Human-like machine thinking: Language guided imagination
This work addresses the limitation of current NLP models in moving beyond word probability estimation to achieve human-like language understanding and thinking, though it appears incremental in its approach.
The authors tackled the problem of enabling human-like machine thinking by developing a Language Guided Imagination (LGI) network, which incrementally learned eight syntaxes to form a validated machine thinking loop through proper interaction between language and vision systems.

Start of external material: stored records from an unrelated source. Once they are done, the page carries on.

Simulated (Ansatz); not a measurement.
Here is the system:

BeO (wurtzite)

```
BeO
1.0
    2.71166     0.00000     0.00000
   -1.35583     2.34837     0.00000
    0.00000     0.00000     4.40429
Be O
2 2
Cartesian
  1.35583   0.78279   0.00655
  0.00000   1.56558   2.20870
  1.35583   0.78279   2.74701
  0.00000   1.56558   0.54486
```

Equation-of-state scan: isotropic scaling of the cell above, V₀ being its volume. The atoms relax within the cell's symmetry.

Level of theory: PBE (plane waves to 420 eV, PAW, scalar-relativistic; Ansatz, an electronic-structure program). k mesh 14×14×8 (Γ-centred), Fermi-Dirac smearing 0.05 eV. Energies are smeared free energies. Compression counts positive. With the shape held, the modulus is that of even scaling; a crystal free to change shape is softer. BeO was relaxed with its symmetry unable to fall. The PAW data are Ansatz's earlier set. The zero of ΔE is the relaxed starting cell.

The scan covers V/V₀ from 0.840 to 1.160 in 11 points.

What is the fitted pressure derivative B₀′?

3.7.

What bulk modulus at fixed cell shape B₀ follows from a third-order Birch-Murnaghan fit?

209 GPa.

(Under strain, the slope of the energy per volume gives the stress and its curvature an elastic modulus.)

Human thinking requires the brain to understand the meaning of language expression and to properly organize the thoughts flow using the language. However, current natural language processing models are primarily limited in the word probability estimation. Here, we proposed a Language guided imagination (LGI) network to incrementally learn the meaning and usage of numerous words and syntaxes, aiming to form a human-like machine thinking process. LGI contains three subsystems: (1) vision system that contains an encoder to disentangle the input or imagined scenarios into abstract population representations, and an imagination decoder to reconstruct imagined scenario from higher level representations; (2) Language system, that contains a binarizer to transfer symbol texts into binary vectors, an IPS (mimicking the human IntraParietal Sulcus, implemented by an LSTM) to extract the quantity information from the input texts, and a textizer to convert binary vectors into text symbols; (3) a PFC (mimicking the human PreFrontal Cortex, implemented by an LSTM) to combine inputs of both language and vision representations, and predict text symbols and manipulated images accordingly. LGI has incrementally learned eight different syntaxes (or tasks), with which a machine thinking loop has been formed and validated by the proper interaction between language and vision system. The paper provides a new architecture to let the machine learn, understand and use language in a human-like way that could ultimately enable a machine to construct fictitious 'mental' scenario and possess intelligence.